We were getting back from a long trip and stopped near home to get gurasa from our favorite spot. I was sitting in my brother's parked car by the roadside, waiting for him to return with the food. It was the early hours of the night. The pulse of the not-so-distant city traffic was high, its machines roaring, the streetlights visible, and the sounds of a million voices so indistinct in the background that my mind struggled to keep up.
My phone vibrated and it was my brother calling. "Get me my wallet. My card's in there," he began as soon as I answered.
"Okay," I replied. "Should I lock the car?"
"No. Leave it unlocked, dumbass!" he added.
"Very funny," I chuckled. I hung up the call, got the wallet, and as soon as I opened the door, I realized I had fucked up. Another car was speeding down the street and I couldn't have possibly escaped from the driver slamming half of my already-tired body into the door I was holding.
The dim face I could barely make of the old man, held a pronounced look of horror. Everything seemed to have come to a halt, affording me the chance to watch my whole life flash in front of my eyes. Swimming in the full lights he'd illuminated me with, I could isolate each photon from the car's high beam headlights. The screeching sound of his brakes stretched into eternity.
What no one ever told me, perhaps rightly so seeing none ever came back from the dead, is that at a time like that, life doesn't flash. It replays, selecting the zaniest frames to magnify. Odd memories — some of them mundane in their own right — trenched in our psyche. Even though we remember them happening, it is only at the end that they genuinely return to us, clearer than when we left them in our hazy, unorganized archives.
For many people, having a good time (or a good life, really) isn't so much about them as it is about a vague audience acknowledging that fact. They go to a fancy restaurant and become dissolved in ways to better take a picture of the meal. Or, they squabble about getting that seat with the proper lighting angle to reflect a glowy skin tone. At the movies, they'd whip out their phones to, unironically, record an already recorded story. It ceases to be about the moment and turns into the documentation of life fragments that were anything but lived.
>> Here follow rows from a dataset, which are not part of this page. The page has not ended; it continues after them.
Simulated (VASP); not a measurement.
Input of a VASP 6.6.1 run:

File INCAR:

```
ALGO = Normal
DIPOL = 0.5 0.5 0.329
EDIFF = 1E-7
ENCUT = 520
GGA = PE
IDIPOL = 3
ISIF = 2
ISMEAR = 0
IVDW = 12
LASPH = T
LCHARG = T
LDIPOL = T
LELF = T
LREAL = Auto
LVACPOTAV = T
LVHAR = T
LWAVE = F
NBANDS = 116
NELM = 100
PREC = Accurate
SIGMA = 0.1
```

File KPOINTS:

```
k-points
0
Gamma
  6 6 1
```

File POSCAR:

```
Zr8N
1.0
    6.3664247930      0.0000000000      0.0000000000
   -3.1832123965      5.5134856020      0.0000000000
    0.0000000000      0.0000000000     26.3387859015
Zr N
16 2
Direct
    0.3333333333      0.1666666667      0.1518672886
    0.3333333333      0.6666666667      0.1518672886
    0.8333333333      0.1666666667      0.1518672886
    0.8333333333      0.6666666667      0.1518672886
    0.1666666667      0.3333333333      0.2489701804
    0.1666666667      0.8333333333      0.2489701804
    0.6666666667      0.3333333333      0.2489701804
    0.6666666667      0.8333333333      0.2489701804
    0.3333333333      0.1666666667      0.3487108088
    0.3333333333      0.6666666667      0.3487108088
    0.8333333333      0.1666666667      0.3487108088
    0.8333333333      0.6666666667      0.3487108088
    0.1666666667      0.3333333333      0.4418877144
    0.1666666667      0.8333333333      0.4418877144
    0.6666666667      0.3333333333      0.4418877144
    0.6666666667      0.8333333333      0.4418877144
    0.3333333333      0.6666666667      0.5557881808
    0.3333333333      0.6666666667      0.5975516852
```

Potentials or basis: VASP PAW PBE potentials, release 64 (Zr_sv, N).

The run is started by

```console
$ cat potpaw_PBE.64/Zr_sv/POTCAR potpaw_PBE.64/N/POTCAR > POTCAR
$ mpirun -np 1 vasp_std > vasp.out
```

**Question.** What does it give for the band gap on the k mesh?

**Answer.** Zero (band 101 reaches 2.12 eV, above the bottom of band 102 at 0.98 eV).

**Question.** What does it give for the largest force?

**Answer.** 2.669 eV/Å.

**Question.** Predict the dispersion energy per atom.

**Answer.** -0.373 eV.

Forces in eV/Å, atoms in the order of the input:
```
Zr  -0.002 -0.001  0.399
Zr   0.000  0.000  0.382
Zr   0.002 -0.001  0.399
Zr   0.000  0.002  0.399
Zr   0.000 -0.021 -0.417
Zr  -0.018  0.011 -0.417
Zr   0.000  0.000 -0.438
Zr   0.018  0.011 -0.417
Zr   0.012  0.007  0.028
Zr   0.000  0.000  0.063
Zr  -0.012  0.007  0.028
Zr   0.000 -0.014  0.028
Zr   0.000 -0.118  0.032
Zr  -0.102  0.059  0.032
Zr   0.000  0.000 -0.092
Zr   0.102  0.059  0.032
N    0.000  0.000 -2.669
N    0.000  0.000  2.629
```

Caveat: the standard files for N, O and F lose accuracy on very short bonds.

We see these people every day, and to some extent, we pity them, masking our own corollaries in judgment. In the face of such mindlessness, it is hard not to be disgusted at the idea that anyone could be so oblivious, blinded by their obtuseness. But only if we dig deeper do we realize that, as with many facets of life, this is a spectrum not even the most cognizant among us could escape.
It is fortunate then, that as blurry as they seem, the most significant parts of being human aren't absolutes. They constantly need to be reshaped and adjusted to the realities of life. A virtuous man's bible of truth is written in pencil, with the eraser constantly kissing the paper, painfully revising, as if to make up for his shortcomings and biases.
In a generation consumed by its meta ways, as with a man hell-bent on remaining moral, to truly live requires conscious effort. We breathe in wonders, that would take us lifetimes to explain, yet seem to act apathetic to any.
Our smiles are a universe filled with butterflies and rainbows, for instance, and yet we still get stingy sometimes. Consider music, too, — and there isn't bad music, only selective tastes — strings of ordered sound frequencies, traversing through our minds in an oscillating tune and transporting us to moods in dimensions that defy logic.
Every painting, a paean of feelings. Every book, a branching string of grammatical, syntactical and emotive relations, each curve and journey leading to another. All of it, an analogy to the beauty of life, and the illusory dance it is capable of causing.
When we watch the cold sunrise in the earliest hours of the day — or befriend the kaleidoscopic sunset with its peaceful clouds — we should feel a sense of connection to nature, and it should remind us of a comforting constant in an ever-changing world. Wise trees, determined to retain their beauty and elegance throughout each year despite the unforgivable cold and the scorching heat, illustrate the cosmos's indifferentness to our fate. In its thunderous spells, even the night rain is really only a love language — one that, for millennia, has both bewitched and kept us alive. Everything has its wonders, to quote Hellen Keller. “… even darkness and silence...”
In the end, those seemingly benign instances might be all there is to us and to our existence. They might be the films that play forever in our final moments, frozen frames lasting eternity and beyond. Our biggest regret would be realizing that we completely missed them, all because we were so focused on making others aware that we lived them. You do things and don't watch, observed Ray Bradbury. “Then all of a sudden you look and see what you’re doing and it’s the first time, really.”
The moon shone brightly above, its incandescence inundating the now blooming streetlights. I found myself standing by a familiar car in the street I owe the best of my childhood to. In my two hands were my phone, a car key, and a wallet.
Before I crossed the street, a car passed me by. Its driver, an older man, gave me a decisive, friendly honk. His face held a pronounced look of wonderment. I waved back, reluctantly. He probably knew me, but I couldn't seem to remember how or where — or why he seemed so delighted to see me. It was the same street, yet so different from when I was a child. And everything was undoubtedly unlike anything from just a second ago. The phone was now buzzing.
“What is taking you so long?" asked the voice on the other end.
“Huh... Oh... right. The wallet. Sorry,” I replied.